By my count at least a dozen films have been inspired by the Grimm brothers' most famous fairytale, and this year alone we've already had one Snow White movie, the disappointing and gutless Mirror, Mirror.
Well there's nothing gutless about Snow White and the Huntsman, a special-effects-laden take on the old story that positively oozes bile.
Charlize Theron takes the key role of Queen Ravenna, a beautiful sorceress who has usurped and ruined a once happy and prosperous kingdom.
When Princess Snow White (Kristen Stewart) was a little girl, her kindly mother fell ill and died, and her father, King Magnus, was beguiled by Ravenna, who wormed her way into his affections by pretending to be a war hostage, then killed him on their wedding night and seized power.
Nice, and poor, Snow White is thrown into a dungeon where she grows up in total ignorance of the wider world.
Ravenna is almost as obsessed with looking young and pretty as your average Californian, and keeps her complexion in tip-top condition by sucking the vim from the kingdom's female population.

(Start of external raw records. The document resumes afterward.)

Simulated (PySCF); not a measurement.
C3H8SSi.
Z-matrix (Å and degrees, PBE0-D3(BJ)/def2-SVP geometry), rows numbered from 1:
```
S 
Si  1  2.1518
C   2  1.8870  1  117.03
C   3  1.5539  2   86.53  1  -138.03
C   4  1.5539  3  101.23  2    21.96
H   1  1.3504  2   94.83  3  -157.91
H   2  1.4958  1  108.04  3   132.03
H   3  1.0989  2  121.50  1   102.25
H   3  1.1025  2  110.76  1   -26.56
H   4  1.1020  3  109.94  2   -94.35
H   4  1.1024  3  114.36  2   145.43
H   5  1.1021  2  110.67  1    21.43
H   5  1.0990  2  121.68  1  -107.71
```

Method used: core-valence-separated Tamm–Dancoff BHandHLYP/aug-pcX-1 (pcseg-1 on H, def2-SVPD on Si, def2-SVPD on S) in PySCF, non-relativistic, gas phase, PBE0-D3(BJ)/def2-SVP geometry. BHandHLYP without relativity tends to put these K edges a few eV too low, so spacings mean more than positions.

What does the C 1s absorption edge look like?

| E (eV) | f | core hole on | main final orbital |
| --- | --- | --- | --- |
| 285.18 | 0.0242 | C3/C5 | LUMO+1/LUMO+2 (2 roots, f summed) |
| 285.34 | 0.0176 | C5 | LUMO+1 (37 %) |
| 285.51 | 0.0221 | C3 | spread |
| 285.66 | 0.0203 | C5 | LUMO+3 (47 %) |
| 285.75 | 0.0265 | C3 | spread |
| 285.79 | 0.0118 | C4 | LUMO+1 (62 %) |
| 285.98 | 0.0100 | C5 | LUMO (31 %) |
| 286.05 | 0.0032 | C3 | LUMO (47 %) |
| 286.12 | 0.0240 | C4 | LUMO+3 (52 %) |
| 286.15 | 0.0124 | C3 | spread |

By the time Snow White reaches womanhood, Ravenna has almost run out of victims, and her precious mirror tells her that she'll stay young forever if she eats Snow White's heart.
Ravenna's just getting out the knife and fork when Snow White escapes from her cell and manages to flee the castle, losing her pursuers in the Dark Forest. Things look bleak till a handsome but dissolute huntsman called Eric (Chris Hemsworth) finds her and reluctantly agrees to help.
She asks him to take her to the castle of Duke Hammond (Vincent Regan), a nobleman who's resisted Ravenna's reign. But after the pair are ambushed by a gang of kvetching dwarves, an unlikely alliance is formed that will threaten Ravenna's grip on power.
Though it loses its way a little in the middle, Rupert Sanders' film has a nicely nightmarish atmosphere that's in keeping with the gruesome Grimm traditions.
The special effects surrounding Ravenna's displays of power are spectacular: she appears here and there at will, and vanishes in a scattering of cawing CGI crows.
The film's design is nicely gothic overall, and Theron certainly looks the part as the endlessly vain queen.
She's not given that much to hang on to in terms of character, however, and seems a little stiff here, perhaps as a consequence of having to affect an RP English accent.
Poor Hemsworth is asked to approximate something Scottish, and falls well short with a halting and distracting burr. But Stewart handles her English lilt surprisingly well.
I would imagine that Midgets Equity were not especially happy with the casters of this film, because instead of being played by actual small people, the seven dwarves are interpreted by the classy likes of Ian McShane, Bob Hoskins, Toby Jones, Nick Frost, Eddie Marsan and Ray Winstone, with Johnny Harris and Brian Gleeson bringing up the rear.
I'm not sure how they were rendered little on the screen, but it's done seamlessly, and Ray Winstone is the standout dwarf, mainly because he's given a string of scatological jokes to play with.
Overall, though, a sense of humour is the one area in which this film is sadly wanting.
It's all a bit portentous and Wagneresque and even vaguely messianic for a simple fairytale, but it does look great.
And though Stewart has her limitations as an actress, she's quite good here in what is essentially a symbolic role, and looks softer and prettier than usual.